Fusion Investor Chatbox

This chatbox is for fundamental, technical and related discussions on investing in Bursa Malaysia. Registration is required to join. Please email me at fusion.investor@gmail.com with your preferred name and password and I will inform you when registration is confirmed.

Disclaimer: As usual, you are solely responsible for your trading & investing decisions.

Wednesday, July 9, 2008

FB30ETF: Beating the Market?

THE OLD TIMERS of this chatbox will know that I have been a long-time proponent of ETF for investors with little or no knowledge (whether new or old).
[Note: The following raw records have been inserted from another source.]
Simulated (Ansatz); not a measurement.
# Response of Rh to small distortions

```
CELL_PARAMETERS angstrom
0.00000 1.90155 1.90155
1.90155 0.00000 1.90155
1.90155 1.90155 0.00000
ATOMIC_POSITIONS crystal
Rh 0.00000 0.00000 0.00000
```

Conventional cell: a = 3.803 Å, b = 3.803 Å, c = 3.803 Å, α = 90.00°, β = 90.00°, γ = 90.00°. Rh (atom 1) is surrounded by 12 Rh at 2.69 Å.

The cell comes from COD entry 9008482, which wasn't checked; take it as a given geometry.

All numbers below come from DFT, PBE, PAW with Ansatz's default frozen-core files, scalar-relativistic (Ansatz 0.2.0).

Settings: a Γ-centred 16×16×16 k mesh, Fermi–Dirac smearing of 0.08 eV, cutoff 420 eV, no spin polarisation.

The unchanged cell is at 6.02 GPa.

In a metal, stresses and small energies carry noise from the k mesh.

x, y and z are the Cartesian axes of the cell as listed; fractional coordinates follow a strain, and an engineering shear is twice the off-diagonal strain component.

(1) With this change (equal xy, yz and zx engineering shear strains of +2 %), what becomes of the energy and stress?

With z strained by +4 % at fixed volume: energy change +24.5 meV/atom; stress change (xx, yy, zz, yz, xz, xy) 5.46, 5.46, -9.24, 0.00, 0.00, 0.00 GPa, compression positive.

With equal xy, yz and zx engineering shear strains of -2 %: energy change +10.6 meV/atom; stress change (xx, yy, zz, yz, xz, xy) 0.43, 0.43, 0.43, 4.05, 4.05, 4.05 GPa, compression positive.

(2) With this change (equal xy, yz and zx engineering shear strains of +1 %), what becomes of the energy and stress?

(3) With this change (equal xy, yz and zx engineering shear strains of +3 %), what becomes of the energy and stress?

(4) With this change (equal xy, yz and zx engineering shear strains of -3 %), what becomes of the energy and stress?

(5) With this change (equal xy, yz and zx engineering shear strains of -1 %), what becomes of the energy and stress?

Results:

If you don’t know what is an ETF, this is a 3 letter acronym for "Exchange Traded Funds". Basically, these are passively managed funds with minimal expenses, i.e. the manager who manages the fund is not permitted to engage in active trading. Instead, the ETF goal is to simply track the performance of a Benchmark Index, with minimal “tracking error”. This is done by simply buying the Index component shares and holding them until such time when the Component Shares are altered. The Manager then swaps the shares in line with the change in the Index component. That’s pretty much the extent of trading done in those funds, which is almost none. Most of the time, the Manager just twiddle his/her thumb and does nothing, relative to his Actively Managed Fund counter-part.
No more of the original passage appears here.